Ministers from around the world have been set to work on securing a new global climate deal as the high level part of crucial United Nations talks in Paris begin.
The second week of the talks start after negotiators agreed a draft of the deal, which aims to curb temperature rises and avoid dangerous climate change, over the weekend - though there are still major sticking points.
Key issues that need to be thrashed out include a long-term goal for reducing the emissions that cause dangerous climate change by the second half of the century and the provision of finance for poor countries to cope with global warming.
The president of the "COP21" talks, French foreign minister Laurent Fabius, has brought the negotiations together under the so-called "Paris Committee" to make progress and facilitate compromises between the 195 countries negotiating the agreement.

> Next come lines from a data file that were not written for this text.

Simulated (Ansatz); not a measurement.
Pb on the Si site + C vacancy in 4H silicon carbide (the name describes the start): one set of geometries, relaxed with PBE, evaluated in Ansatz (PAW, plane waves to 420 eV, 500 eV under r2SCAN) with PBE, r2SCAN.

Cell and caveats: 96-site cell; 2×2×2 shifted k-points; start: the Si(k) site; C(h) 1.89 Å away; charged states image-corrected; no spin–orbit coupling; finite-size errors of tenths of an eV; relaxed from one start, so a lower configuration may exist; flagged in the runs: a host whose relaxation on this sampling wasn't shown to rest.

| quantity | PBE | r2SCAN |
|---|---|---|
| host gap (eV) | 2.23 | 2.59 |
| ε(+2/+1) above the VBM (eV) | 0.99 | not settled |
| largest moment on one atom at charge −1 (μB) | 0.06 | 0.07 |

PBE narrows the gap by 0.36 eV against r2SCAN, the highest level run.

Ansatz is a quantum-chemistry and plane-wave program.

Groups led by ministers will cover areas including implementing support for countries to tackle climate change, how to differentiate between rich and poor countries in the action they will take, and the ambition of the treaty including a long term goal to cut emissions and periodically reviewing progress.
The UK's Energy and Climate Change Secretary Amber Rudd and the Gambia's environment minister Pa Jarju Ousman will lead a group looking at increasing the action countries will take to curb emissions before 2020, when the Paris deal would kick in.
Ms Rudd said: "I am hopeful that we can get a deal, but I am not complacent.
"As one of eight ministers from around the world asked by the COP 21 Presidency to help facilitate the deal, I am clear that there is a huge amount of work to get through.
"Compromises and some hard decisions will need to be made, by all of us."
The French have set a tough timetable, wanting a final draft of the deal by Thursday - but experience from previous negotiations suggests the talks will overrun their official finish on Friday.
Ahead of the high-level segment of the talks, WWF UK's chief executive David Nussbaum urged Ms Rudd to show leadership, in solidarity with those countries already affected by climate change.
He said: "Now ministers have arrived in Paris, we enter the final straight. There is still much to do and the stakes are high.
"We need a fair, ambitious and transformational deal by Friday.
"The negotiations over the last week in Paris reflect the combined will of nearly 200 countries. At the moment, the text still includes the varying preferences of all the countries. In the coming days, Ministers must build consensus on the remaining sticky issues.
"But as things stand, the Prime Minster was right in his opening speech here in Paris: this is doable."
UN secretary general Ban Ki-moon said he was optimistic and confident that the talks would conclude with a universal and ambitious agreement, as he urged countries to look beyond their national boundaries to secure a deal on climate change.